Billions of kroner in contraband
About 35,000 Danish homes are broken into each year. The thieves make off with furniture, jewellery, computer equipment and other valuables worth over a billion kroner, and many of the stolen items end up in another Danish home.

“While we are complaining about the high number of break-ins, we should remember why they happen,” said Østergaard. “It is because someone is willing to buy the stolen property.”

The internet has become the market square for thieves. Danes spend billions of kroner on second-hand goods online every year. Østergaard said a large proportion of those items were stolen from Danish homes, institutions and companies.

“It’s easy to sit at home in front of a computer and transfer money without actually having to confront a thief,” he said. “If it wasn’t so easy to fence stolen property, thieves would target cash.”

Know thy seller
Police around the country and the crime prevention group Kriminalpræventive Råd are co-operating in a campaign to make consumers aware they are part of the problem when they buy stolen goods.

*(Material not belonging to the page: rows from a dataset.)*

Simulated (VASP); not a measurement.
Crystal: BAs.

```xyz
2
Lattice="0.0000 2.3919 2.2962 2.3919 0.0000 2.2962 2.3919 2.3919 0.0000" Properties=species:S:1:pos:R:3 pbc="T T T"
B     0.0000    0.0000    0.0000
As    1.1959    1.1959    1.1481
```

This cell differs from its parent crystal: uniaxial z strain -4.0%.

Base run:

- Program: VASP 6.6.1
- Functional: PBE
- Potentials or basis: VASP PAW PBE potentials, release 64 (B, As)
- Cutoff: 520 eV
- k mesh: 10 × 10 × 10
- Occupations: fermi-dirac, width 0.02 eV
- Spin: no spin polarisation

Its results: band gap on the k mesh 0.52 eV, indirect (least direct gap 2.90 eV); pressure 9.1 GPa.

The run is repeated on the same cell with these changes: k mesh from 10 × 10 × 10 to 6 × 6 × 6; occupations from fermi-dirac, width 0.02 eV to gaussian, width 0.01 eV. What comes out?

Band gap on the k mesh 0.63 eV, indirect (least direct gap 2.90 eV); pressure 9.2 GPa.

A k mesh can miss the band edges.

“Buyers should meet the seller face-to-face, and not just in some random parking lot,” Østergaard said. “Check out who they are and go where they live.”

According to a Eurostat report, Denmark has the second highest level of burglaries per capita of all European countries. Only Greece has more.

READ MORE: Police abandon nine out of ten burglary cases

Compared to neighbouring countries, there are four times more break-ins per capita in Denmark than in Sweden and Norway, and six times more compared to Germany.